Mumbai Pride 2019: Celebrating Love
T On February 2nd, 2019 over 15.000 people joined the Mumbai Gay Pride to celebrate the freedom of homosexuality. It was the first time after India’s Supreme Court decriminalized Section 377 in September 2018, a colonial law that declared gay sex to be illegal. The parade that started from Mumbai’s August Kranti Maidan – where Mahatma Gandhi began the Quit India Movement against the British occupation in 1942 – included 27 events to raise awareness for the LGBTQ+ community and educate people about it. We selected some of the most colorful and powerful pics of the gay pride event with more than 15.000 participants in India sharing the love and success of the openly queer event Mumbai Pride 2019 on Couple of Men.
Main Photo © QGraphy
‘Nobody was wearing masks’ Pride 2019
After the decriminalization of gay sex by the Indian Supreme Court in September 2018 members of the LGBTQ+ community – along with their families and friends – used the chance to celebrate their new freedom during Queer Azaadi Mumbai Pride (Mumbai LGBTQ+ Pride 2019) on February 2nd, 2019. Without any fear of legal consequences (under Section 377 gay sex was punishable with prison up to ten years) the record attendance of 15.000 people celebrated the year’s theme ‘Pride for All’ without anybody wearing masks for the very first time. ‘‘Not only activists but everyone at the parade, they could say they were LGBTI without any fear’, co-organizer Ankit Bhuptani told Gay Star News.
Strong Support: Local Community & Straight Allies
Among the LGBTQ+ community members were also many local communities and straight allies to support the first Pride after the ruling out of Section 377. According to Bhuptani also doctors associations, teachers, colleges and education associations, Indian and multinational companies were there marching for Pride. Business Insider India pointed out a large number of parents ‘who shun out stereotypes and walked with their children, fearless and free’. Part of the Pride were also 27 events to inform and educate people and create awareness for the LGBT community.

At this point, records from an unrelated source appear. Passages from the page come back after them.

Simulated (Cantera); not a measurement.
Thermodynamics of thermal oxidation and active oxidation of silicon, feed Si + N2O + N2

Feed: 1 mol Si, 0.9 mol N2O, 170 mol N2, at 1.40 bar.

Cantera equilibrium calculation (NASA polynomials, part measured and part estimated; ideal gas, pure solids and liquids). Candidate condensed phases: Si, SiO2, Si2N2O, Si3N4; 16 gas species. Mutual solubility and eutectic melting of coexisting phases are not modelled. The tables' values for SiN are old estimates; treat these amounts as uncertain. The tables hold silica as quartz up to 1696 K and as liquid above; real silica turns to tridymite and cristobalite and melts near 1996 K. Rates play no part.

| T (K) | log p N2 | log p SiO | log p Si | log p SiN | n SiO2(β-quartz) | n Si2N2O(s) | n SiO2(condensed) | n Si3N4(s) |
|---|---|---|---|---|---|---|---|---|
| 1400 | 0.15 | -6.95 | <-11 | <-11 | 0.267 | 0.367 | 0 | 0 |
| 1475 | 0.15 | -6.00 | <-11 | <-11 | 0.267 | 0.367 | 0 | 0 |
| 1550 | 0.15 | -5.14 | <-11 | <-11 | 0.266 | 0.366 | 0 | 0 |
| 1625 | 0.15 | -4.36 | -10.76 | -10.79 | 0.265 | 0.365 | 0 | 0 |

LGBT Rights India: More battles to fight
Even though the fact that Mumbai Gay Pride did not face any hate crimes and that people no longer needed to conceal their identities in public is a huge success, there are two more things India’s LGBTQ+ community will keep fighting for to finally achieve equality. The first will be an anti-discrimination law, especially for LGBT people. So far the law protects religious minorities for example. LGBTQ+ community members are not explicitly mentioned though. Furthermore, the second battle will be to have the rights of transgender and intersex people recognized. Activist Harish Iyer commented during the Pride Event in Mumbai: ‘We won Section 377. Regarding the LGBTQ+ rights in India, it is only one battle won. There are more battles to be won. I don’t see why any right that is giving to the heterosexual community should be denied to the homosexual community’.